[ISSUE] Issue with `databricks_cluster` resource

bgrams commented 2 months ago

Provider does not consider policy-provided configuration when a databricks_cluster is configured with apply_policy_default_values = true. This results in 2 separate issues:

Permanent resource drift
Incorrect validation failures when relevant attributes are not provided directly in the resource configuration. For example, if the policy provides autoscaling or num_workers defaults, as is the case with all Databricks-provided policy families, the cluster validation procedure will fail due to it considering these attributes to contain their zero value if they are unset in the HCL.

Configuration

data "databricks_node_type" "smallest" {
  local_disk = true
}

data "databricks_spark_version" "latest_lts" {
  long_term_support = true
}

resource "databricks_cluster_policy" "policy" {
  name = "test-policy"

  definition = jsonencode({
    "spark_conf.spark.some.property" = {
      type         = "unlimited"
      isOptional   = true
      defaultValue = "value"
    }
    "num_workers" = {
      type  = "fixed"
      value = 1
    }
  })
}

resource "databricks_cluster" "this_will_fail_on_apply" {
  cluster_name            = "test"
  spark_version           = data.databricks_spark_version.latest_lts.id
  node_type_id            = data.databricks_node_type.smallest.id
  autotermination_minutes = 20
  policy_id               = databricks_cluster_policy.policy.id

  apply_policy_default_values = true
}

resource "databricks_cluster" "this_will_drift_forever" {
  cluster_name            = "test"
  spark_version           = data.databricks_spark_version.latest_lts.id
  node_type_id            = data.databricks_node_type.smallest.id
  num_workers             = 1  // this is redundant with the policy configuration, but required to pass validation
  autotermination_minutes = 20
  policy_id               = databricks_cluster_policy.policy.id

  apply_policy_default_values = true

  spark_conf = {
   "spark.some.other.property" = "value"
  }
}

Expected Behavior

Provider respects policy-provided attributes for databricks_cluster resource configuration.

Actual Behavior

Provider does not respect policy-provided attributes for databricks_cluster resource configuration.

Steps to Reproduce

terraform apply -target=databricks_cluster.this_will_fail_on_apply - will fail
terraform apply -target=databricks_cluster.this_will_drift_forever
terraform plan -target=databricks_cluster.this_will_drift_forever - will produce a diff

Terraform and provider versions

Terraform 1.5.6 Provider 1.51.0

Is it a regression?

No

Debug Output

N/A

Important Factoids

No

Would you like to implement a fix?

Possibly

alexott commented 2 months ago

@bgrams 2nd item is explicitly documented: https://registry.terraform.io/providers/databricks/databricks/latest/docs/resources/cluster#policy_id

bgrams commented 2 months ago

Thanks for sharing this, @alexott. Perhaps I could have filed that one as an enhancement rather than an issue - both are included here given that they are likely addressed by the same fix. If you prefer that I create a different issue to track these separately then I can do that.

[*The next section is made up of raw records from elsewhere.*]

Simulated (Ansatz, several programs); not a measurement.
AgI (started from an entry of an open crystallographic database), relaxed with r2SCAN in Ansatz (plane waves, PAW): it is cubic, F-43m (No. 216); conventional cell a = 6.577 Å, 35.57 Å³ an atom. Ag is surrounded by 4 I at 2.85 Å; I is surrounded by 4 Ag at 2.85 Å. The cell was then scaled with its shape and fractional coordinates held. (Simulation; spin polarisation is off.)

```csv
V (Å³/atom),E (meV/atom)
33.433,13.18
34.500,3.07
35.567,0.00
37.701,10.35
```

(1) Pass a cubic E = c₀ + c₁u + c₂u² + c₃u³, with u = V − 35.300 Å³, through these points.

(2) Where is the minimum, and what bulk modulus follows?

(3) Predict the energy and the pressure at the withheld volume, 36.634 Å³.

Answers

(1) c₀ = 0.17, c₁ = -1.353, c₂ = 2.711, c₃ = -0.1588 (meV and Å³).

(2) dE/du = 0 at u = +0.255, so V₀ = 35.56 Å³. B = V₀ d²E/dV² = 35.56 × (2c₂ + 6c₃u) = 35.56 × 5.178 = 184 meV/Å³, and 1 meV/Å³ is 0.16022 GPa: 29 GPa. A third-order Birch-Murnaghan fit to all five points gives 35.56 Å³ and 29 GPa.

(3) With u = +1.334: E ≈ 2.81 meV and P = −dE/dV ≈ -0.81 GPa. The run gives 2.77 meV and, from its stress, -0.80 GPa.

Re. drift - is this an explicit design decision or do we agree that this is something that could/should be improved? Consider the following use case for cluster policies from the Databricks documentation:

Simplify the user interface and enable more users to create their own clusters

The API does not require that policy configuration defaults also be provided in the request, and having this requirement for the provider alone is a complicating factor for the end user. Therefore I imagine this would be a useful and reasonable improvement, and I don't believe the implementation would be particularly challenging. However I acknowledge that there is likely some relevant historical context that I am missing.

What do you think?

alexott commented 2 months ago

Terraform itself expects fields to be set explicitly - if new value comes from the backend, then the field should be marked as computed, otherwise TF will fail with an error. But marking all fields computed isn't feasible and lead to errors, like, not being able to remove driver node type, etc.

I also just tried with th latest version from repo, and I don't seen any drift with apply_policy_default_values = true as soon as I provide all necessary details.

bgrams commented 2 months ago

Default values don't necessarily need to be computed from the backend - we know the policy at the time of cluster creation and can predict the API behavior.

as soon as I provide all necessary details.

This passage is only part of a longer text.